24 September 2012

Geopolitics for the day

Martin Fackler and Ian Johnson have an article in The New York Times about troubles in distant waters:
In the fishing harbor at Ishigaki, Japan has increased the number of sleek, white Coast Guard cutters to fend off the Chinese patrol boats that have stepped up their challenge of Japan’s control of disputed nearby islands, one sign of a smoldering conflict that has threatened relations between Asia’s two giants.
But even here in Ishigaki, at the southern edge of Japan closest to the contested territory, many fear that the heated showdown may scare off other, more welcome Chinese visitors: tourists who sustain the town’s resort-based economy.
The conflicted feelings are emblematic of the quandary both nations face as they once again clash over sovereignty of the uninhabited islands in the East China Sea known as Senkaku in Japan and Diaoyu in China. Neither nation can afford to appear to back down over territorial claims that speak volumes about the countries’ often tortured history since Japan’s brutal invasion of China. But they also cannot ignore their more modern history, in which businesses have brushed past political wariness to build a web of ties in trade and investment that are critical to both economies’ well-being.
“The huge contradiction at the center of Japanese-Chinese relations is the fact that politics and the economics are moving in completely opposite directions,” said Kazuko Mori, a China specialist at Waseda University in Tokyo. Those economic ties may help explain why the Japanese government has remained so reticent, even as demonstrators in China vandalized Japanese-owned businesses this week. They may also explain why China— after at least tolerating, if not encouraging, protests in recent weeks— has taken steps to end the protests and prosecute rioters.

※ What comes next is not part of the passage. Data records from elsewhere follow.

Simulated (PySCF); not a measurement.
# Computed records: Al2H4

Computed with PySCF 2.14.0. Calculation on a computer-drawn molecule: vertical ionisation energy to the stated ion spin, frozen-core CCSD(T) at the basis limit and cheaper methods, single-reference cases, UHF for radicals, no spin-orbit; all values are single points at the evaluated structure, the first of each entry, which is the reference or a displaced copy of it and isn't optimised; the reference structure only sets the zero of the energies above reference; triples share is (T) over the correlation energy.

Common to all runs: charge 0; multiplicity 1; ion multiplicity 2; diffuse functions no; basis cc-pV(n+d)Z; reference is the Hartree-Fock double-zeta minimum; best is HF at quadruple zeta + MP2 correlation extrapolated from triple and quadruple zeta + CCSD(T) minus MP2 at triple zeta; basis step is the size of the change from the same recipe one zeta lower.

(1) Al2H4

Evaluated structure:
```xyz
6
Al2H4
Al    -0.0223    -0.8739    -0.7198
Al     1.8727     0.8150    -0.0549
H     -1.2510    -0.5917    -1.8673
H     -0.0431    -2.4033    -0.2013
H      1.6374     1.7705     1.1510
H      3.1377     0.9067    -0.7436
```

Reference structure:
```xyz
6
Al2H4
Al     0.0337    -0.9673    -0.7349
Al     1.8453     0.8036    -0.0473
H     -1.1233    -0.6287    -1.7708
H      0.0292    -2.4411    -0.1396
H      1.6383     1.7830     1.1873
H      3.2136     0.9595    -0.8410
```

According to Japan’s Finance Ministry, China was Japan’s largest trading partner last year, and Japan is China’s second-biggest trading partner after the United States. Japan is also China’s largest outside investor, with Japanese companies directly or indirectly employing about ten million Chinese, according to a Japanese lobby group.
Perhaps as important as the volume of the trade and investment, though, is how complementary the two countries’ industries are. Japan’s still formidable lead in technology allows it to provide much of the production machinery in Chinese factories and many of the core components in Chinese-made products that have helped make China’s rise possible. Japan’s struggling electronics companies, in turn, have become dependent on sales to China’s lower-cost manufacturers, which use Japanese memory chips, display panels and other parts in many of their high-tech products.
The iPhone is just one example. Although the phones are assembled in China, many of their most sophisticated parts are supplied by Japanese companies like Toshiba and TDK. Japanese content is so high that there were even calls during the recent anti-Japan protests to boycott the iPhone, according to Japanese news reports.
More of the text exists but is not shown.